By 1948 Polish DP camps in Africa and India were being wound down and significant numbers of children in their teens were arriving in the UK, swelling the numbers of young people in need of secondary education.  In 1949 two new Secondary Modern boarding school were opened, a co-education school in Diddington  and one just for girls in the large camp of Stowell Park, which already housed the grammar school.

The secondary modern girls school was named "Królowej Jadwigi" with Mrs. Romiszowska as headmistress. This is where girls of secondary school age, with little  knowledge of the English language, would begin their integration into the English community.  The school provided a graded four-year course, the first two years were devoted to general subjects and improving the English language. After that girls could choose between domestic science or a commercial course.

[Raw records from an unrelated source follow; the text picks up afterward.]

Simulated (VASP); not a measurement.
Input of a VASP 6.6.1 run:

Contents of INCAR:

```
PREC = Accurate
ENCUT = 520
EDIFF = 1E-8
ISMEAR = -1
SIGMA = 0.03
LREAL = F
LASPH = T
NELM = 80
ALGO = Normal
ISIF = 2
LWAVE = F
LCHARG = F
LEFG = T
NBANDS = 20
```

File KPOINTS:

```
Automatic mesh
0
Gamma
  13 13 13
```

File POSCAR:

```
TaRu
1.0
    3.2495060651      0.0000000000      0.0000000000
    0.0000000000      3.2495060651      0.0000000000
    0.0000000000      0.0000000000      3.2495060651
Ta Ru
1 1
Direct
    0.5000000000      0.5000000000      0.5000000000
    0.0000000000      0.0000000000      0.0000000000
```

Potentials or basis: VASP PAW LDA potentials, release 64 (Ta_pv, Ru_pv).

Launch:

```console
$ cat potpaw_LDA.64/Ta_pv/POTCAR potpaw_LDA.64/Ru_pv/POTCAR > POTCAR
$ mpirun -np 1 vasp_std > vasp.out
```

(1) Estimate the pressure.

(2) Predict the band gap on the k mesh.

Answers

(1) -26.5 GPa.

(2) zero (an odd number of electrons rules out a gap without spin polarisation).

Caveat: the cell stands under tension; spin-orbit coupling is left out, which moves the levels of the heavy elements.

The programmes of study were in line with similar opportunities elsewhere and also made it possible to transfer girls between the two schools as their aptitude for either academic or vocational subjects evolved.  In 1950/51  25 of the 150 girls in the Secondary Modern school transferred to the grammar school.


Stasia Jamroży Stasia Kapusta, Józia Hołuj 1951

Headmistress H. Romiszowska, Professor Janina Kościałkowska and dignitaries strolling around  the school buildings.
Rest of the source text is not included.